Hacker News new | ask | show | jobs
by chimi 2442 days ago
The problem is, it's impossible to know if they are accurate without doing everything the computer was coded to do for you.
2 comments

This is not entirely true. When I implement a simulation, I specifically look for specific properties of the simulated system that can be checked, for example time evolution of total energy or (angular) momentum. If you have a decent set of properties with non-linear relationships between them, it is actually quite hard to have a misbehaving simulation that still produces corrrect values for these properties. In fact, these checks have led me to the discovery of bugs that would otherwise have been impossible to find because the sim output was just plausible enough.
This really rings true for me. I've also found that looking for several "known" properties within a complex model's behavior to be an effective way of rooting out subtle bugs. If the model isn't keying in on the obvious, it hardly has a chance of keying in on subtle unknown relationships. I've even gone so far as to optimize hyperparameters based off context specific properties, e.g., hunting for the model that has the most coherent output behavior with regard to a range of inputs (assuming that outputs are expected to have continuous behavior).
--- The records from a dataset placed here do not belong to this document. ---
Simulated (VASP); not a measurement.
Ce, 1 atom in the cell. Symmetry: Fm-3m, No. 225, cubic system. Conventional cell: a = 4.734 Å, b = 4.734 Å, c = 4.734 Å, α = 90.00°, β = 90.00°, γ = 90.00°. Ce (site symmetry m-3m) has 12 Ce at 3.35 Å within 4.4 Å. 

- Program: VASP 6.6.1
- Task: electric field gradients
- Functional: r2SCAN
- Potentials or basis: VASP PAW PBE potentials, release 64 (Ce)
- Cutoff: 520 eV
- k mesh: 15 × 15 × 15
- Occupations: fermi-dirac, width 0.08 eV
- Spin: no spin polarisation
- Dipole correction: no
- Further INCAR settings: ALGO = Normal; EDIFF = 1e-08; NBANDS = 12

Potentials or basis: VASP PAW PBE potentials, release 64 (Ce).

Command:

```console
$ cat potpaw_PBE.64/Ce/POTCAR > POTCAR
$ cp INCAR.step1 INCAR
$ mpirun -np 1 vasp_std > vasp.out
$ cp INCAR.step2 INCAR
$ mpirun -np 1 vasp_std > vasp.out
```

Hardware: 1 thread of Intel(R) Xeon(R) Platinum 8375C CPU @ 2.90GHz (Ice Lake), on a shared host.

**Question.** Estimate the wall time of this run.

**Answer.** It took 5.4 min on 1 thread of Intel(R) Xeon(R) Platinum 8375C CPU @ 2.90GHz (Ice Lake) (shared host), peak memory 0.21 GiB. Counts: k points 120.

https://sproutling.ai/blog/harvest-simulations?jm

https://sproutling.ai/blog/growth-simulations?jm

Well, the premise stated above is that whatever testing you, the "author", judge sufficient doesn't matter; accuracy comes only at the hands of the sacred code review!
I dare you to review dense code for numerical computations and actually spot bugs. This is really hard! Unit tests are actually much more reliable but they are limited to deterministic algorithms and models that have reasonable complexity, that is, it is viable to compute expected results by alternate means.
Code review is more about determining if you have the correct test cases to cover the algorithm, and a solid architecture for maintenance, than it is about algorithmic correctness.

Code review is a tool to push back on your manager ignoring testing: “Steve requested I add X tests.”

That's not necessarily true. We could start building correctness or equivalence proofs for the building blocks of research software, and maybe some day we could prove some meaningful equivalence between how the software is described, and how it actually works.